The Production Environment's New Clothes

Ryan James Spencer

Staging environments are a distraction. Massive hours have been poured into making them coherent with production all to little effect. When staging environments become unbearable developers start resorting to alternative environments that can be spun up at will or are equally long-lived as staging environments are. These production clones feel safe to developers and product managers because they they aren't shown to customers. One uncomfortable fact that developers and product managers struggle with is that production doesn't mean seen.

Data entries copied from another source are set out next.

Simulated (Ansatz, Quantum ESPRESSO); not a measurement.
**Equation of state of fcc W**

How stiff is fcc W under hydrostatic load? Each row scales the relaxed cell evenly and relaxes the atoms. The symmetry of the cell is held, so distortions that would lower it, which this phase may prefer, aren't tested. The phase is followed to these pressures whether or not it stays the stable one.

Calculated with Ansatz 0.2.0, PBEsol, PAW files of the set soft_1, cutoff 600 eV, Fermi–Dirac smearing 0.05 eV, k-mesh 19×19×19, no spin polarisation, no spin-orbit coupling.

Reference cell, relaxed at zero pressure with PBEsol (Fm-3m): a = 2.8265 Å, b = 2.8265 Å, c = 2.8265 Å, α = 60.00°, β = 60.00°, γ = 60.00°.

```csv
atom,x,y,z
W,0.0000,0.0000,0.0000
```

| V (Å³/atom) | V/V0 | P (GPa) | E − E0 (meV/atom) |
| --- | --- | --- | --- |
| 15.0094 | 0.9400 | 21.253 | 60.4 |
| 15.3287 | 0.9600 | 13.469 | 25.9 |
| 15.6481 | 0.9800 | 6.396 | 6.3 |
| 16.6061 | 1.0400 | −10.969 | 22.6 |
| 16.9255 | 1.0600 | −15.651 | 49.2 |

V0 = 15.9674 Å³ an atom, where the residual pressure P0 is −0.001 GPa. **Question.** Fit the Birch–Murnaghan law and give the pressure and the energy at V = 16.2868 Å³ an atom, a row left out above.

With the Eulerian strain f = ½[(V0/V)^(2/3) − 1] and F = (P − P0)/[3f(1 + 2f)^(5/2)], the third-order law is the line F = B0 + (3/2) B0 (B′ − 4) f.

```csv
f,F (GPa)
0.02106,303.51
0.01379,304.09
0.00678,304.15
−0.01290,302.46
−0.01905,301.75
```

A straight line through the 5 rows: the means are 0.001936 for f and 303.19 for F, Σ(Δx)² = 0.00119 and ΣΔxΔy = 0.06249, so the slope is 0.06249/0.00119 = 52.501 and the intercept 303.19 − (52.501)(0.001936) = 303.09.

I've written about this before but received some confused responses and I think I've realised why people feel uncomfortable about this concept. Feature flag aren't just for testing shades of blue. Feature flag services at as curtains over new functionality until you are ready for the big reveal. There are third party services out there but you can write your own feature flagging system to hide away details although there are some limitations with doing it yourself. I have long been a proponent of small pull requests; small changes give large boosts of energy, helping progress and leading to the eventual discovery that you've built a mountain when it has felt like a short jog. Developers who feel safe pushing changes start pushing a lot of changes, hence, I think having a great feature flagging system is pivotal to making the small pull requests approach feasible in a team.

It's understandable why there is a reluctance to have one environment. There is a natural pain associated with pushing bad code and frantically trying to fix it. Tucking things into the shadows means you are growing and building while no one else really notices. Then, one day they come around and notice the flourishing garden and sculptures you've built that they couldn't see before.

A basic feature flagging system is a key-value store for named tags, the key, and booleans, the value. Non-existent tags are always false to avoid strange behaviour. The steady state of the system is when all flags are off. Flags should persist across the whole of the architecture to reduce mismatch and bloat, which means a flag should be visible to all parts of the larger system or product. Flags should be persisted to long term to be robust in the case of failures.

Fancier feature flagging systems support things like traffic routing and mutual exclusion. As noted before, a user may be randomly assigned to a split in an A/B test and that particular flag they were assigned may be incompatible with other flags. This isn't needed out of the box unless your platform is already messy or you are suffering from too much load.

Buggy code or migrations can poison a production database. If you are not already taking regular snapshots of your database, fix that! Trying to prescribe solutions for various use cases could easily fill other articles, but I will say that despite it seeming scary that you are mixing feature-flagged code and steady-state code that both touch the same shared state, with some forethought it is far easier to curate one pool of data. If you can get back to a good known state, you can work towards a granularity of restoration that suits your products needs. A fantastic book on operations around databases that goes in much greater depth is Database Reliability Engineering.

Tying this all together, you should treat features as immutable migrations. An immutable migration is one that doesn't happen in place, such that if I have state A and want to be in state B, I first create state B and transition over. A mutable migration is the one most people are familiar with, changing a piece of pre-existing code, testing it locally and in a staging environment or similar, perhaps even prod, and hoping for the best. Another way to put it, there is a time where state A and B exist at the same time with immutable migrations, but with mutable migrations the migration happens as a single commit.

With immutable migrations and feature flags, you can push the code progressively to prod and test at-will. I'm a big fan of pushing code to production that doesn't isn't being used yet. Doing this a lot and using namespacing on a lexical level, e.g. with function or module names. When I wrote about this before I mentioned the idea of breathing room and immutable migrations give you just that. In fact, they ought to be your default form of migration unless you are certain doing an in-place change is going to make things quicker and be relatively pain-free.

Less is more; have one environment you put all your effort and love into. Hide things from your customers until you are confident of your release. Make immutable migrations the default instead of risky (albeit faster) in-place migrations. Put some thought in what you need to do to protect your shared state. With this your deployments will get more fearless and frequent as well as your changes smaller and easier to reason about. Production doesn't mean seen.